Putting The “Rank” in “Rank And File”

There are plenty of folks who still strongly support unions. There are those who say they still serve a valued purpose in today’s world, that they still offer much to workers, employers, and society as a whole.

On the other hand, there are unions like the Service Employees International Union, which seems hell-bent on proving all the anti-union folks 100% right.

The SEIU represents over two million workers in the United States and Canada, mainly in the health care, public services (government workers), and property services (janitors and the like).

Well, the SEIU is under investigation for some rather interesting financial shenanigans. It seems that they haven’t been looking out for its own people as well as it should — they manage the pension funds for both its members and its employees. The members’ pension fund is only about 75% funded, while SEIU employees’ pensions are only about 91% funded.

In contrast, the separate pension that covers SEIU officers is funded to a healthy 103%.

I dunno what the reason for the shortcomings and disparity are, but I don’t think it’s lack of money. The SEIU has pledged over $85 million for Democrats this election year. And they are, far and away, the biggest player among the 527 groups, having raised and spent over $18 million so far on this election.

And just how have they raised this money? Well, one of the more innovative techniques was their recent amendment to their constitution, which demanded that each and every local pony up $6.00 per member for the SEIU’s Political Action Committee. And any local that didn’t come up with that much in “voluntary donations” would be assessed a penalty out of general union funds — the penalty being equal to the shortcoming plus 50%.

As noted above, that SEIU has over 2 million members. That means that their PAC can count on somewhere between $12 million and $18 million a year in funding, just from the money demanded from the SEIU membership. (OK, maybe not, as contributions from its Canadian membership might not be applied to American politics. But I don’t have a breakdown of US vs. Canadian membership, so I’m presuming here that all members have to pay to the US PAC.)

A clever notion, apart from one tiny little detail: under federal law, contributions to political action committees are supposed to be strictly voluntary. Indeed, quite a few corporations have gotten into trouble when they “urged” their employees to contribute to certain PACs — and rightly so.
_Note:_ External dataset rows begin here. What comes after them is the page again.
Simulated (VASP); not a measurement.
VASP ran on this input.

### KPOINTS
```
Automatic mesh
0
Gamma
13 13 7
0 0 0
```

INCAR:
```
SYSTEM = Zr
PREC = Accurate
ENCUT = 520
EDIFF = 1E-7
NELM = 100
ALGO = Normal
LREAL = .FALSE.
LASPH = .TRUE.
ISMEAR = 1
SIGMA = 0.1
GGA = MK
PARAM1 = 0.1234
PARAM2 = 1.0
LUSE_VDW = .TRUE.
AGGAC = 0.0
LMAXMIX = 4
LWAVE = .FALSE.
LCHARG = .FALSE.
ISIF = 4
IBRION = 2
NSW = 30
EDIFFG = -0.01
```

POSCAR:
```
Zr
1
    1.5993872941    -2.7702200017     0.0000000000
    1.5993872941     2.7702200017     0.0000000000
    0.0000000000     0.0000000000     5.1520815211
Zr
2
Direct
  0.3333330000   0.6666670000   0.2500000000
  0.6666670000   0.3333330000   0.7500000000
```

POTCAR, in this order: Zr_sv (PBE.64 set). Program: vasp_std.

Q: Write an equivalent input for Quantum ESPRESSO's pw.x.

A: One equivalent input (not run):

Can you imagine the howls of protest of businesses started setting quotas for political contributions? Especially to one that the business itself directly controlled? Ralph Nader would be wetting himself in hysterical glee and faux outrage.

For decades, unions have lived under the stigma of being seen as bullying, thuggish, corrupt, venal, and self-serving. They’ve put a lot of time and effort into ridding themselves of that image. Then along comes the SEIU, which appears bound and determined to prove each and every one of those stereotypes absolutely correct.

And make no mistake about it — this is not some aberration, some rogue outfit. “The Service Employees International Union is the largest and fastest growing union in North America,” according to their own web site.

They seem to think that they’re too big to be bothered by such petty concerns as laws — laws regarding pension funds, laws regarding political action committees.

The US Justice Department is, thankfully, taking a look at this organization and its practices.

It can’t happen soon enough, and to a more deserving group of thugs.